John Galt described the Gulch to Dagny Taggart as a place of rest. The Gulch had no police force or sheriff, because it had no crime. The closest thing it had to an executive authority was a three-man Committee of Safety, consisting of John Galt, Francisco d'Anconia, and Ragnar Danneskjöld. Indeed it was not a state of any kind, but a strictly voluntary association of homesteaders. Judge Narragansett's judicial activities were probably limited to the occasional Request for Judicial Intervention to ratify arbitration agreements. The judge might also have reopened his law practice to assist his neighbors with the drawing-up of contracts.
However, the Gulch had several unwritten customs which arose, as Galt also explained, as a reaction to the things that the residents sought to rest from. No one ever remained in the Gulch at another person's expense, nor asked nor granted any unremunerated favors. Every resident was expected to pay his rent to Midas Mulligan, or else pay room and board to the leaseholder of any house in which he stayed. Similarly, no one ever "borrowed" something belonging to another; instead one rented it and was expected to negotiate a rent with the owner. (And if one discovered that he was renting the same article often enough to make it a significant expense, then he might ask Midas Mulligan for a loan, if necessary, and buy the article.)

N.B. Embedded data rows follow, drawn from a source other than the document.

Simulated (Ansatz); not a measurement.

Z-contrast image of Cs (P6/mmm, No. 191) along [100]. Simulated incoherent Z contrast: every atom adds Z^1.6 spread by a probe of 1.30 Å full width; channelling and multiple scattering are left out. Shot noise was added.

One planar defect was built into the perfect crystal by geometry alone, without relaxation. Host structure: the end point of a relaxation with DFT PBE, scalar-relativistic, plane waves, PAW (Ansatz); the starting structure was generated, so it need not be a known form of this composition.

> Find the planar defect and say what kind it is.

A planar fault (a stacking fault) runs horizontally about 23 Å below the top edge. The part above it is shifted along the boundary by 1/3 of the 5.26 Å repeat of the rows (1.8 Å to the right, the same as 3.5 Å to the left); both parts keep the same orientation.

The economy of Galt's Gulch began simply and grew more complex as the community grew more populous. At first it was, of necessity, agricultural. Francisco d'Anconia worked a mine in the Red Mountain Pass in anticipation of a larger economy to come. But aside from him, Midas Mulligan alone lived full-time in the Gulch at first. He said that he "stocked this place to be self-supporting." Specifically, he built a house, cleared some land, grew wheat, and intended to raise cattle.